The quest by police to comprehend why a retiree shot 58 people to death in Las Vegas has turned to the gunman’s girlfriend, who has flown back to the United States from the Philippines facing investigators’ questions about what she knew of his motives.
Stephen Paddock, who killed himself moments before police stormed the hotel suite he had transformed into a sniper’s nest on Sunday night, left no clear clues as to his reasons for staging the deadliest mass shooting in modern U.S. history.
But law enforcement authorities were hoping to obtain some answers from the woman identified as Paddock’s live-in companion, Marilou Danley, who Clark County Sheriff Joseph Lombardo called a “person of interest” in the investigation.
Danley boarded a Philippine Airlines passenger jet in Manila, where she had traveled to before the shooting rampage, for a non-stop flight to Los Angeles International Airport, landing there as scheduled on Tuesday night.
A police official in Manila, the Philippines capital, and a law enforcement official in the United States, both speaking on condition of anonymity, told Reuters that Danley was being met by Federal Bureau of Investigation agents in Los Angeles.
The U.S. source said Danley was not under arrest but that the FBI hoped she would consent to be interviewed voluntarily.
Investigators were examining a $100,000 wire transfer Paddock sent to an account in the Philippines that “appears to have been intended” for Danley, a senior U.S. homeland security official told Reuters on Tuesday.

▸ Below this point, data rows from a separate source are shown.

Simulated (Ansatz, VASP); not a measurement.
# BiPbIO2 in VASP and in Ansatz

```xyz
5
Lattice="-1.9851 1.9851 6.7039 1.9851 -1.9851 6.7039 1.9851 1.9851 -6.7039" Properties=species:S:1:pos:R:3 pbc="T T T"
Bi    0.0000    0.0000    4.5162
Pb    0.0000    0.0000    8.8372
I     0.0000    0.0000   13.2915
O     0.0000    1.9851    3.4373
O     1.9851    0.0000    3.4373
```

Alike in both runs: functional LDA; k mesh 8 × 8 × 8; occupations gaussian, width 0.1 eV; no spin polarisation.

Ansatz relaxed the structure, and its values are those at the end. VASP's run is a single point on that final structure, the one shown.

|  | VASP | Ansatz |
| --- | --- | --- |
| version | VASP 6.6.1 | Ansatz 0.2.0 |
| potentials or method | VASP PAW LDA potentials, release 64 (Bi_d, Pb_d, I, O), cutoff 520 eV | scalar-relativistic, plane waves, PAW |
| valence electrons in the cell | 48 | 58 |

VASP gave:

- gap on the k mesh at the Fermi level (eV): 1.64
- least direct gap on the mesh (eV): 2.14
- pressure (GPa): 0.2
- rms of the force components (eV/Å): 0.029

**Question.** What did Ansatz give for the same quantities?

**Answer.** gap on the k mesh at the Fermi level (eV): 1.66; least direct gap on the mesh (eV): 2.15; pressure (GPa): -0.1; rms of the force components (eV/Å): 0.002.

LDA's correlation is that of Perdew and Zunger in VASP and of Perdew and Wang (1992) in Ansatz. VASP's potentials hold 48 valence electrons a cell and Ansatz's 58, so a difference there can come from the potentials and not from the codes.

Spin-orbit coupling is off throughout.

The official, who has been briefed regularly on the probe but spoke on condition of anonymity, said the working assumption of investigators was that the money was intended as a form of life insurance payment for Danley.
Danley’s return to the United States is the latest development in a case which has baffled investigators for its lack of any apparent motive by the killer. It comes ahead of a condolence visit by President Donald Trump to Las Vegas on Wednesday.
Trump, who strongly supported gun rights during his bid for the White House, now confronts for the first time as president the tragic aftermath of deadly firearms violence that has routinely claimed hundreds of lives in recent years.
On Tuesday, he referred to Paddock as “a sick man, a demented man,” and in response to renewed calls for tougher gun control measures, said, “we’ll be talking about gun laws as time goes by.”
In Las Vegas, police acknowledged being stymied in their initial attempts to determine what drove Paddock, 64, to assemble an arsenal of high-powered weapons in a 32nd-floor hotel suite and unleash a barrage of gunfire onto an crowded outdoor concert below.
Investigators hope Danley may shed some additional light on the carnage, carried out by an individual with no criminal record, no known history of mental illness and no outward signs of social disaffection, political discontent or extremist ideology.
Danley, an Australian citizen reported to have been born in the Philippines, had been sharing Paddock’s condo at a retirement community in Mesquite, Nevada, about 90 miles (145 km) northeast of Las Vegas, according to police and public records.
The homeland security official said U.S. authorities were eager to question Danley, who described herself on social media websites as a “casino professional,” mother and grandmother, about whether Paddock encouraged her to leave the United States before he went on his rampage.
“He sent her away so that he can plan what he is planning without interruptions, in that sense I thank him for sparing my sister’s life, but that won’t be to compensate the 59 people’s lives,” two of her sisters told Australia’s Seven Network television.
Danley’s sisters, whose full identities were shielded by the television station, said that Paddock bought her a ticket to the Philippines.
“No-one can put the puzzles together. No-one except Marilou, because Steve is not here to talk anymore. Only Marilou can maybe help,” they said.